The Hatchback Automobile Collector’s Weekly Periodical

Surfing the web and can’t find information on your collectible vintage 2003-2006 hatchback family automobile?

Try HATCHBACK AUTOMOBILE COLLECTOR’S WEEKLY!

This weekly newsprint periodical delivers valuable information about your collector’s edition family vehicle right to your door! The HAC Weekly will inform you of the latest car shows, meets, parts sellers, and general goings on regarding some of the most reliable and FUN-ctional family cars from the golden era of hatchback automobile production: the mid-2000s.

Matt from Grand Rapids writes, “That’s great and all, but will this get me any closer to getting a girlfriend who’s proud of my vintage 2006 Ford Focus ZX5 Hatchback in Silver Bullet Platinum?”

YES MATT, THERE IS NO DOUBT IT WILL. Although you have a classic on your hands, the ’06 ZX5s were in the twilight of the hatchback Focus’ glory years. Like-minded collectors will gather in New Silkybourg, KY each year to talk shop, listen to lectures (including the acclaimed “Shut up and Focus” by collector Wayne Brainford Jr.), and partake in round table discussions known as FocusPoints. Many non-owners also arrive to take in the beautiful collections, daydream about owning one of these hatchback miracles of family transport, or just to know the thrill of sitting behind the wheel of a parked, reliable grocery-getter. In short, YES MATT. THERE WILL PROBABLY TONS OF HOT CHICKS THERE.

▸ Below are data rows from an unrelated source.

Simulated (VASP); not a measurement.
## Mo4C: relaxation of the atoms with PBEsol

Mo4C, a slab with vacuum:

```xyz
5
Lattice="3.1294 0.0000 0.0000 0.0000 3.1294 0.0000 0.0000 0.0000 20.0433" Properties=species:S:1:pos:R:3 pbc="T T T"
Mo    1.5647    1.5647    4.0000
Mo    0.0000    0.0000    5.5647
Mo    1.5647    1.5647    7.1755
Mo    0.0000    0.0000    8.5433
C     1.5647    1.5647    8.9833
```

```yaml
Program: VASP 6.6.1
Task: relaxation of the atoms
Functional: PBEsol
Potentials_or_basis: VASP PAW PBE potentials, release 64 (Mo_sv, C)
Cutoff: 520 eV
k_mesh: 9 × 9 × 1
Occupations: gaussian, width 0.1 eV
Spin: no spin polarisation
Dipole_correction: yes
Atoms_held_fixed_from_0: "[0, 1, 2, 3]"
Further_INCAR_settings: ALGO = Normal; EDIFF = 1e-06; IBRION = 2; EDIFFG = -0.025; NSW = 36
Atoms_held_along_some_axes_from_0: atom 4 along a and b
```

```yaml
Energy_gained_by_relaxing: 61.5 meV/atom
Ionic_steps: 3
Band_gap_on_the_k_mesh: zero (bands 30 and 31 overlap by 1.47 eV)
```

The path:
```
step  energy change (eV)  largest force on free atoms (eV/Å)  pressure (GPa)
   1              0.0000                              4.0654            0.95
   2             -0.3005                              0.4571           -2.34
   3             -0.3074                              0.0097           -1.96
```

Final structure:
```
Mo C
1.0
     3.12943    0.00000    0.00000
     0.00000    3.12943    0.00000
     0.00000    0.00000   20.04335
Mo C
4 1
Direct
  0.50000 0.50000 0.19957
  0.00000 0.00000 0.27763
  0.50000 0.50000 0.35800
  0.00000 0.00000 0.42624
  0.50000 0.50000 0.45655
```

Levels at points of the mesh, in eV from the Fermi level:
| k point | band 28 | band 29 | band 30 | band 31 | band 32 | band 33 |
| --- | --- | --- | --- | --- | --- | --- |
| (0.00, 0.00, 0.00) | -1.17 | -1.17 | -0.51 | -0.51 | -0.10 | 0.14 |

Get your questions answered and more by subscribing to Hatchback Automobile Collector’s Weekly. Order a yearly subscription now for $933.00 (that’s less than $17.95 per week) and we’ll sent you a free keychain commemorating the rock band, KISS. No delivery on the weeks of Christmas, Thanksgiving, New Year’s, Easter, Independence Day, Memorial Day, Labor Day, Halloween, Valentine’s Day, St. Patrick’s Day, President’s Day, Mother’s Day, Father’s Day, Wayne Brainford Jr.’s birthday, Flag Day, Casimir Pulaski Day, and all religious holidays in all religions.

The All Canine Meat Hot Dog

Is your Fourth of July celebration marred by shoddy hot dog meat?!

TRY THE ALL CANINE MEAT HOT DOG!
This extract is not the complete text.